By Tim Cox
Celina city officials now have a firmer handle on financing the proposed West Bank walkway, but some wonder how the project would be paid for if costs come in higher than expected.
City officials plan to pay for the walkway with a $250,000 grant from the state and a $150,000 donation over 10 years from the Celina Rotary Club. The remaining balance would be retired over 20 years or so with revenue from a Tax Increment Finance (TIF) district set up in the West Bank corridor.
But some members of city council's personnel and finance committee wondered what would happen if the current $1.75 million construction estimate is greatly exceeded.
"How far are we going to go if the costs are higher?" council member June Scott asked.
Council member Chris Mohler suggested if city officials really want the walkway, they will find a way to do it, even if costs come in a little high. Waiting to do the project further in the future isn't going to bring down the price, he said. About $1.5 million would be borrowed through general obligation or revenue sharing bonds. The debt would be repaid with the estimated $125,000 in annual revenue generated by the TIF district. That is more than enough to make the estimated $110,000 annual payments.

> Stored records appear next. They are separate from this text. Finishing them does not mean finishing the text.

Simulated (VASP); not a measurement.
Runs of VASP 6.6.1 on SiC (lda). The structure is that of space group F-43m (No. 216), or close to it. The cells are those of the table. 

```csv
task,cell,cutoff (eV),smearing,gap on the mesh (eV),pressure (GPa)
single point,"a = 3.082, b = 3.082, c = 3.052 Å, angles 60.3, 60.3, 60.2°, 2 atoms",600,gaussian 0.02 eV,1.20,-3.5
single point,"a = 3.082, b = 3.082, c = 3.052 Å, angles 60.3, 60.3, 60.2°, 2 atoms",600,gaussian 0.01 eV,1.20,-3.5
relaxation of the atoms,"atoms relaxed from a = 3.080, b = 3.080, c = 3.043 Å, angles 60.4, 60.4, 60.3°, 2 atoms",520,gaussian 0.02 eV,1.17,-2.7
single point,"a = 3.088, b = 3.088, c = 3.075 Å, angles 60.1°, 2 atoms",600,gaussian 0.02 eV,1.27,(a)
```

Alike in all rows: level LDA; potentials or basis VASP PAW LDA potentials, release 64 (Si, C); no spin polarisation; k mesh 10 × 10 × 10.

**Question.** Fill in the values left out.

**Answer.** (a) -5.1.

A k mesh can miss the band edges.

The project calls for filling in about 20 feet of the lake along the 1-mile stretch between the Rotary lighthouse and the state boat ramp. The new path would be about 12 feet of concrete pavement and 12 feet of grass. To get around the spillway basin, the existing sidewalk would be rebuilt. Closer to the lighthouse, the small bluegreen building over the city's water intake pipe would be removed to make room for the path. Hatch doors built into the path would allow workers access to the water intake equipment.
Just the path represents the $1.75 million estimated base project. City officials also plan to seek some alternate bids on decorative street lighting and the resurfacing of West Bank Road.
The lights are estimated to cost $200,000. The road resurfacing is estimated to cost $220,000, which includes milling away three inches of existing asphalt and repaving the strip, not complete reconstruction of the road surface.
Council member Denny Smith said the street project is critical, especially if it is going to run next to a beautiful new pathway. Smith asked Kent Bryan, the city's community development consultant, to look into other possible ways to pay for the West Bank Road improvements.
Also, as part of the project, city officials will be responsible for mitigating the 3-plus acres of lake water they will be reclaiming as land for the path project. Bryan suggested city officials look at acquiring land along the Coldwater Creek for a mitigation project. Sediment filters could be set up along the creek to keep topsoil from reaching the lake.
If local governments could stop sediment from reaching the lake, state officials could finally make progress dredging the lake bottom, Bryan said. There is about four to six feet of water in most places in the lake but another 10 to 15 feet of muck, Bryan said.
Final engineering for the walkway project is nearly completed and construction bids could be sought yet this year.
In other business, committee members met briefly in executive session to discuss a personnel issue involving potential litigation. Committee members would not elaborate on the purpose for the private meeting but Celina Municipal Employee Relations Committee head Kerry Duncan was invited into the meeting.